Robots in a land of abacuses: Soviets push into high-tech era

How do you get a nation that counts on abacuses to rely on robots? That is just one of the problems faced by the Communist leadership here, which is trying to push the Soviet Union into the high-technology era at a much faster clip.

In a number of recent newspaper interviews with and articles by top party and government officials, the Kremlin has tried to get the high-tech bandwagon rolling faster. And those who aren't jumping on it have been upbraided.

By now, it's a familiar theme. In previous plenums of the Communist Party's Central Committee, measures to speed up scientific and technological progress have been debated, endorsed, and codified into official government policy -- all without noticeable effect on the Soviet economy.

High-tech and economic output will probably be chief concerns at the plenum planned for Dec. 28.

But Western analysts are not holding their breath for a Soviet technological revolution. Why not?

For one thing, the Soviet hierarchy -- accustomed to central economic planning -- tends to see the failure of high-tech to take hold as a planning problem.

As Gury I. Marchuk put it in a recent Pravda article, "improvement of the methods of planning and management of scientific-technological progress" is key to future economic development. Dr. Marchuk, a Central Committee member, is a deputy prime minister and head of the State Committee on Science and Technology.

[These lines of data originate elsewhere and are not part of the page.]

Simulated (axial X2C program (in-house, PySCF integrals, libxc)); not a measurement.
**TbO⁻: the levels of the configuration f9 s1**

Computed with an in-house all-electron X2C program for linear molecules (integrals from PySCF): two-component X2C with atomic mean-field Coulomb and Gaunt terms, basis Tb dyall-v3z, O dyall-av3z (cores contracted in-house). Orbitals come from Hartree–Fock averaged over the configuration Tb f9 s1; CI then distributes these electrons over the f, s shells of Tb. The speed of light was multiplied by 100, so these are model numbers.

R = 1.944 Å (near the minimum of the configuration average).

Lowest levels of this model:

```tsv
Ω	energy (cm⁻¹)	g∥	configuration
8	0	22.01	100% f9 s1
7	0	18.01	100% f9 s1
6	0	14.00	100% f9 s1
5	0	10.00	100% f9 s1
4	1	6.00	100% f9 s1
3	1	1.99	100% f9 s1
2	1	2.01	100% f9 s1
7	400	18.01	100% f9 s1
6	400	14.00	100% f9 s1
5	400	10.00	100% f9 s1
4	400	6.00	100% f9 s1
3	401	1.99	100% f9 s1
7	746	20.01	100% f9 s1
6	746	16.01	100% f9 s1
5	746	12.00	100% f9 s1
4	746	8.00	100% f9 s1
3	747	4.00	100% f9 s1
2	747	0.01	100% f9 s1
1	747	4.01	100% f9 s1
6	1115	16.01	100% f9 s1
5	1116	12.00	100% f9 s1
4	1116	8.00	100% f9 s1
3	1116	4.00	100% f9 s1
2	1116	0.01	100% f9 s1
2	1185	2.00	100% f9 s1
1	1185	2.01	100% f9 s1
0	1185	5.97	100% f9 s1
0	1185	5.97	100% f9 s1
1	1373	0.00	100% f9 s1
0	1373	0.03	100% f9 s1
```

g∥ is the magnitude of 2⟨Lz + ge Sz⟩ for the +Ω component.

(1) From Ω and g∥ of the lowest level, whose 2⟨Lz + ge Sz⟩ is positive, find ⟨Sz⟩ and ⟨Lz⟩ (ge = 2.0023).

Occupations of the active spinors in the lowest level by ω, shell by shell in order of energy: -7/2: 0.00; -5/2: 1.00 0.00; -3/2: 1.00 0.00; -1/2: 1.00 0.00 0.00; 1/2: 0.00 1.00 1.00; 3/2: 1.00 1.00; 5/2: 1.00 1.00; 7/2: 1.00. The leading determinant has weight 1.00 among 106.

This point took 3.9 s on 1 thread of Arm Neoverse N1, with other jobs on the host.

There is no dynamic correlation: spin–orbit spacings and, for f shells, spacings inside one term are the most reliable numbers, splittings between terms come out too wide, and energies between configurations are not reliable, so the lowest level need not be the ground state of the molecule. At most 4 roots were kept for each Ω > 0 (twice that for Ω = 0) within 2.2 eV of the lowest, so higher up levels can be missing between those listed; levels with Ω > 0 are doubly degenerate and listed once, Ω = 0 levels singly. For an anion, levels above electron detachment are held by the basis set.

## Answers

Dr. Marchuk's article indicated that using technology in production might well be incorporated into the country's next annual economic plan, which will be approved at next week's plenum. Marchuk said there should be targets for the introduction of high-tech, against which actual performance could be measured. And other officials say technical education needs to be restructured to train engineers to cope with the computer age.

Western analysts are slightly bemused by such pronouncements.

"They just keep thinking the problem is an organizational problem," says one observer. "The problem is much more fundamental."

Some analysts claim that the Soviet leadership has itself to blame for much of the country's technological illiteracy. The Soviet Union already has considerable expertise in the use of semiconductors, microprocessors, and other forms of hightech. But that expertise is almost exclusively confined to the military.

The nonmilitary sector of the economy lags far behind. Pocket calculators, digital watches, electronic games, and personal computers are rarities here. In fact, many Soviet stores use abacuses to total up purchases.

"It [the military] really is pretty much of a separate economy," says another Western analyst, "with very strict quality control."

In his Pravda article, Marchuk said that about 4,000 new machines are introduced into the Soviet economy every year, and another 160,000 are modernized.But, he conceded, "the considerable bulk of the machines still do not meet modern demands. . . ."

In the next five years, he says, the state will produce "more than 100 models of automatic manipulators and automatized technological units" -- apparent references to automatic assembly machines and industrial robots.

Already, the Soviet Union claims to produce eight models of industrial robots at the Kuzrobot Technological Institute in Taganrog, in southwestern Russia. An official said in a recent newspaper interview that these are produced in "impressive numbers," but gave no figures.

But some Western analysts believe there have been severe problems in introducing robots into Soviet factories. For one thing, there is a shortage of technicians able to maintain them. For another, some managers are said to be resisting their introduction.

One reason is that robots, like other forms of modernization, may temporarily disrupt the routine and cut output -- causing factories to run afoul of the central economic plan. Another reason, says one Western analyst, is that some plant managers' salaries are tied to the number of people they supervise. Thus, there is absolutely no incentive to automate and cut personnel.

The question of reducing manpower by using machines is sensitive here indeed -- especially since the Soviet Union claims to be a "workers' state."

Soviet officials are touchy about this point. In an interview, Kuzrobot institute director Gennady Kuzmin stressed that the robots "have released thousand of people from monotonous and sometimes very hard work."

But he insisted Soviet automatons merely "free workers," whereas those in the West put them out of jobs.